When the Soviet Union took over Poland in the wake of World War II, many in Poland refused to accept their rule. One couple’s resistance landed them in Rapid City, South Dakota.
By Martin Mead
In Poland on April 21, 1945, the laws, social order, government, and equality changed overnight. A communist coup happened and many Poles didn’t even know that it took place because it was so sudden. Poland’s situation had been dire since it was reformed after WWI. It was placed between two superpowers, Germany and the Soviet Union. After German occupation of the Polish state in WWII, the Soviet Union seized the chance to create their own puppetship. Poland was forced to be communist.
The idea of Poland becoming communist was even ridiculous to the biggest advocate for the world becoming communist. “Imposing Communism on Roman Catholic Poland was as absurd as putting a saddle on a cow,” Joseph Stalin once said. Yet that did not keep Russia from attempting it. When the occupation began thousands of Poles would just disappear. Russia kept such a close eye on some of the Poles in this time that Russian spies wrote down what they ate and what they bought. Ela and Roman Lewandowski lived through this power change and its repercussions, and they shared with me their story of the oppression and fear, and their involvement in the solidarity movement.
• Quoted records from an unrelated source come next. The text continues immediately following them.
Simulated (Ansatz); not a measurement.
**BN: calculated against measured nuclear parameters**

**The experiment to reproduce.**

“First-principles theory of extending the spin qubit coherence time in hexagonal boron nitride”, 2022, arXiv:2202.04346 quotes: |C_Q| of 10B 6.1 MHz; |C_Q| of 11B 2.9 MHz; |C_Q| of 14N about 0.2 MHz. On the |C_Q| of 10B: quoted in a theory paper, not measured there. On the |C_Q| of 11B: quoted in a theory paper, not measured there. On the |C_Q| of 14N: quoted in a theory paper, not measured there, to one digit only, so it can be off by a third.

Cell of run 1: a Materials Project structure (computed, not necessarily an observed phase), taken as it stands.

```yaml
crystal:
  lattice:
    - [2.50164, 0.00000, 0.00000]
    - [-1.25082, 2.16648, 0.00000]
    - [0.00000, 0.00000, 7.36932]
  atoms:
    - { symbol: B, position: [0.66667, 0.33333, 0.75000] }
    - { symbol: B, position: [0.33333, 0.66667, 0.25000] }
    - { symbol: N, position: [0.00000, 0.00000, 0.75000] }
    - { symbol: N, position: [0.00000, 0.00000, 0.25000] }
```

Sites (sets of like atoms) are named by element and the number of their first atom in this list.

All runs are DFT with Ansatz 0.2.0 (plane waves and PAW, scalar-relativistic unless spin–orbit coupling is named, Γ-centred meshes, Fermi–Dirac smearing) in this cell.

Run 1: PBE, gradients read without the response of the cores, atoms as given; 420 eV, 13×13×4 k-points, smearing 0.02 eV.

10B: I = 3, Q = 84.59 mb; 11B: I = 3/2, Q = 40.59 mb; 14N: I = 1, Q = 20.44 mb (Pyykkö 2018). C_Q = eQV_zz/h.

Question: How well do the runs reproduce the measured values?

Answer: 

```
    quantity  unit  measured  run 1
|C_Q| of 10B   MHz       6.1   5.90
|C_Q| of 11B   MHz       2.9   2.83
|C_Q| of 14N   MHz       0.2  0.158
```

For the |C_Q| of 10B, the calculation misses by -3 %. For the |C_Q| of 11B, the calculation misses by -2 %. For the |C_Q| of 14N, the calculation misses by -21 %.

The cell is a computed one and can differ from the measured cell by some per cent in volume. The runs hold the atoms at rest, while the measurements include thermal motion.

Roman explained his family was small: he had only one brother and one sister. His father owned a barbershop and his mother was a factory worker for a paper company. Some months he was worried that they wouldn’t make it through because of the lack of food. “We would have plenty of money because the Polish government would give us money, but there was nothing to purchase with the money,” said Roman. He enjoyed reading about history, but he couldn’t talk about Polish history without the risk of being arrested. If he were to tell anyone how the Soviets attacked Poland in 1939, he would be arrested.
“They would brainwash us in schools,” said Ela. “All history books would have to be approved by the communist government.” The Russians were conveying that communism was the greatest and that they were Poland’s saviors. The Soviets would constantly lie to the Poles through elections, equality, and history. “You couldn’t go to college unless you were a member of the communist party,” said Roman.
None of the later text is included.